Wednesday, December 31, 2014

The race relation legacy Obama dreads

The legacy Obama dreads

By Paul Mirengoffon Wed, 31 Dec 2014

(Paul Mirengoff) 

Like all presidents, and probably more than most, President Obama is concerned about his legacy. Obama devoutly hopes that the following sentence will not appear in history books: 

Although he was the first African-American elected president, race relations worsened during his time in office. 

It’s not that Obama hates the idea of race relations worsening during his time in office. The idea of “no justice, no peace” may well appeal to him. But Obama doesn’t want to be remembered as a Black president under whom race relations worsened. 

Accordingly, during an interview” with PBS, Obama stated that the nation is “probably in its day-to-day interactions less racially divided” than before. Race relations seem to have gotten worse not because they actually have, but because we’re talking about them more, Obama insisted. 

But how does Obama know that in “day-to-day transactions” the nation is less racially divided? From all that appears, the only day-to-day transactions Obama has with ordinary Americans are with his golf caddies. 

Al Sharpton is Obama’s go-to guy on race related issues. Does Sharpton agree that day-to-day race relations are getting better? And what day-to-day transactions does Sharpton have with ordinary white Americans, anyway? 

Obama “assured” NPR that the issue of mistrust between police and minority communities isn’t new. He claimed, though, that it hasn’t been widely discussed until now, and that the current discussion is “probably healthy.”

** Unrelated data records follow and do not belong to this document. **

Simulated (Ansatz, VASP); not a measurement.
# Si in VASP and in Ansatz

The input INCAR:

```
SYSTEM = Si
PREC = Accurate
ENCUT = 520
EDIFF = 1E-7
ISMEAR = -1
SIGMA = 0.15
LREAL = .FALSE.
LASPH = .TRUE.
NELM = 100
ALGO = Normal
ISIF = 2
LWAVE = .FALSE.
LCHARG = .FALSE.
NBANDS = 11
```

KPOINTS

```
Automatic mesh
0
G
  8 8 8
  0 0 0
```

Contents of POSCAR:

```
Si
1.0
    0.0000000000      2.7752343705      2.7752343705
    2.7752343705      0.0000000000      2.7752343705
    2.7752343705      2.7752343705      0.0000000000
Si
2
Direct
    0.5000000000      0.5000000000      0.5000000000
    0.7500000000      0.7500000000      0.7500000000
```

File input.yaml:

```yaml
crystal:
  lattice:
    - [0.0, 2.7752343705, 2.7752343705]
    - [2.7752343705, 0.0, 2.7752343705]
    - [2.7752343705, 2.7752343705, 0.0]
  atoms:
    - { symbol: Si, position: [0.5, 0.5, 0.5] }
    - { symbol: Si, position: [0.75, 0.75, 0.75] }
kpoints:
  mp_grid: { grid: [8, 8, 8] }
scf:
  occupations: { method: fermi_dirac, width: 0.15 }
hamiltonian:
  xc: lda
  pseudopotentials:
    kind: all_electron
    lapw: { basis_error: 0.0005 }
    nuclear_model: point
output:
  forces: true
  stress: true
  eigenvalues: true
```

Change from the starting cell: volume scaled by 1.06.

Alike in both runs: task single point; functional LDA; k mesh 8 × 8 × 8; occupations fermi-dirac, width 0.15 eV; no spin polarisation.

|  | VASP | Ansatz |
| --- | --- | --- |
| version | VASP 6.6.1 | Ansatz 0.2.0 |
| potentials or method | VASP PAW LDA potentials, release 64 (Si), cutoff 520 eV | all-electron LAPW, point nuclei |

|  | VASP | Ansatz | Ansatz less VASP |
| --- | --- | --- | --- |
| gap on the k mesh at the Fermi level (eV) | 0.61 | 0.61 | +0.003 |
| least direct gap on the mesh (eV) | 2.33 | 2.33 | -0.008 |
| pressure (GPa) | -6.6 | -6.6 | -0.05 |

But the problem that has surfaced under Obama isn’t “discussion” of police-community relations. The problem is race rioting and violence against the police. 

The Ferguson rioting; the chants calling for “dead cops” now; the assassination and attempted assassination of police officers; the reluctance, or even the refusal, of the police to respond promptly to calls for help — these are phenomena we haven’t witnessed since the 1970s. 

These phenomena aren’t “discussions,”and they certainly aren’t “healthy.” They are evidence of a deterioration in race relations and signs of a breakdown in society. 

Obama has contributed to the deterioration and the breakdown. As I wrote here:

Obama and Holder look for occasions to pontificate in ways that undermine mutual trust and trust in institutions that maintain order. They seized, for example, on the unfortunate but justified killing of a thug who attacked a police officer in Missouri as the pretext for claims that law enforcement in this country is systematically unjust to African-Americans.

Shortly after this, they seized on what appears to have been an unjustified, but non-racially motivated, killing in Staten Island as the basis for pressing their divisive theme. . . .

[Their] statements were irresponsible because of their inherent tendency to destroy the balance that [Edmund] Burke described — the one that keeps the demons from overrunning our society. 

Obama is right to fear that history’s judgment in these regards. History tends to be written mostly by liberals. But even some liberal historians may feel, at a minimum, that America’s first African-American president shouldn’t have left race relations in worse shape than he found them.